The reason irrational numbers are so hard to grasp is that the rational numbers are already dense: In an arbitrary small region around any rational number you'll find infinitely many other rational numbers. In particular, if you have a rational number, there is no "next higher" rational number. Therefore it intuitively seems there's no gap left in between for even more numbers.
But it turns out that there are such gaps, although you cannot label them with a single pair of rational numbers. This is unlike with the integers where you can clearly say "there's a gap between 0 and 1, where more numbers can be filled in."
To specify the gaps between the rational numbers, you have to specify not just one pair, but a whole sequence of pairs.
For example, consider the square root of two. It can be proven that there does not exist a rational number whose square is 2, and you surely already know that proof. But is this a fundamental problem (like the fact that there is no number $x$ such that $0x=1$) or just because we are missing some numbers?
One thing we can find for sure is a rational number whose square is less than $2$; for example, $1$ is such a number, as $1^2 = 1 < 2$. We can also find another rational number whose square is larger than $2$, for example, $\left(\frac32\right)^2 = \frac94 > 2$. Since for positive numbers, $x>y$ implies $x^2>y^2$, so if we assume that this should hold also for those "extra numbers" (which we term "irrational" because, well, they are not rational), we get for the (for now, hypothetical) number $x$ with $x^2=2$ that $1 < x < \frac32$.
But we can find a larger number than $1$ whose square is less than $2$. For example, $1 < (5/4)^2 = 25/16 < 2$. And equivalently, we can find another, smaller rational less than $\frac32$ whose square is larger than $1$.
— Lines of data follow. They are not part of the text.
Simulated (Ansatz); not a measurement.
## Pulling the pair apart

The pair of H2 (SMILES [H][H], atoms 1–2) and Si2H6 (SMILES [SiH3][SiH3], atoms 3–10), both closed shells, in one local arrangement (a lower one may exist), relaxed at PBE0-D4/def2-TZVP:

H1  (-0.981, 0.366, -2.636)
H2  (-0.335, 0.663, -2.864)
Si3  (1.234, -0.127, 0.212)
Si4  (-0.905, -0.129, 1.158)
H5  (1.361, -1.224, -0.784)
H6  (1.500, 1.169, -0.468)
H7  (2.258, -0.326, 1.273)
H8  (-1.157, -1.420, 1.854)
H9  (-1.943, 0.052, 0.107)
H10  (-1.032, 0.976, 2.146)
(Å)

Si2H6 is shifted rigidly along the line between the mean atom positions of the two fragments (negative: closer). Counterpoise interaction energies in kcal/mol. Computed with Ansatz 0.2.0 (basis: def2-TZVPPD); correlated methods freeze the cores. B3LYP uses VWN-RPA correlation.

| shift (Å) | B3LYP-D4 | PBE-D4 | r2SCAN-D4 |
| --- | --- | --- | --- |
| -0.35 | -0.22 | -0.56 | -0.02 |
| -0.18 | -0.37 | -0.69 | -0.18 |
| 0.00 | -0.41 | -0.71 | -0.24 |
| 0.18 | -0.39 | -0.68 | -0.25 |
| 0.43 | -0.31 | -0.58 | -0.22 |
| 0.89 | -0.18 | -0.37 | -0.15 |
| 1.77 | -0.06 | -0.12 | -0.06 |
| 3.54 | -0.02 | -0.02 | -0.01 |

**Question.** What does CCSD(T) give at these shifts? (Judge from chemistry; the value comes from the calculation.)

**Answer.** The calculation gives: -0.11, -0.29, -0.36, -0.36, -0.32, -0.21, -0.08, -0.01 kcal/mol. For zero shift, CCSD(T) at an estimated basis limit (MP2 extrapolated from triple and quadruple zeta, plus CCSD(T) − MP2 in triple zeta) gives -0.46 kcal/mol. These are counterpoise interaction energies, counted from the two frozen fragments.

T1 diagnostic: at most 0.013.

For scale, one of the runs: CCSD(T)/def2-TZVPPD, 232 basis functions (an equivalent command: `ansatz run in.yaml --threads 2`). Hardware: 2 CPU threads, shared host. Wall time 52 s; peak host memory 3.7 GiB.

Indeed, we can find a whole growing sequence of rational numbers whose squares are all smaller than $2$, but which eventually will grow above any rational number whose square is less than $2$. That is, any rational number that is above all the numbers in that sequence must have a square that is at least $2$. Similarly, we can find a falling sequence of rational numbers with squares larger than $2$ that eventually falls below any rational with square larger than $2$. Now it is obvious that there is no rational number that is larger than any number in the first sequence, and at the same time smaller than each number in the second sequence, as the square of such a rational number would be neither greater nor less than $2$, and we already know that a rational number with square exactly $2$ does not exist. Thus those two sequences describe a gap in the rational numbers; a gap tjhat is above all the number of the first sequence, but below the numbers in the second sequence.
As a cross check, we can do the same with $4$ in the place of $2$. Here we get a growing sequence of rational numbers with square below $4$ and a second sequence of rational numbers with square above $4$. Of course the first sequence consists of rational numbers below $2$, and the second sequence consists of numbers above $2$. And there is exactly one rational number enclosed by those sequences, namely $2$. And indeed, $2^2=4$.
Now if you look at the two sequences, you see that as you progress, the terms of those sequences get arbitrary close to each other, but the first always stays below the second. And one can show that whenever this condition is met, then there can be at most one rational number in between, but there might be none.
Now where there is none in between, those sequences identify a gap in the rational numbers; and we can now just fill in the gaps by declaring that each of the sequence pairs has exactly one number enclosed. In the case where this is no rational number, it is an irrational number (which just means, not rational).
Now of course one has to prove that this gives a consistent definition for those numbers, but one can do that, and indeed, this is one of the standard definitions of real numbers (though usually the two sequences are described as end points of nested intervals, but that is technical details).
So in short, the irrational numbers are the gaps in between the rational numbers, but because the rational numbers are already dense, you cannot specify that gap with a single pair of rational numbers, but you need to use two sequences of numbers "closing up" to each other in order to identify such a gap.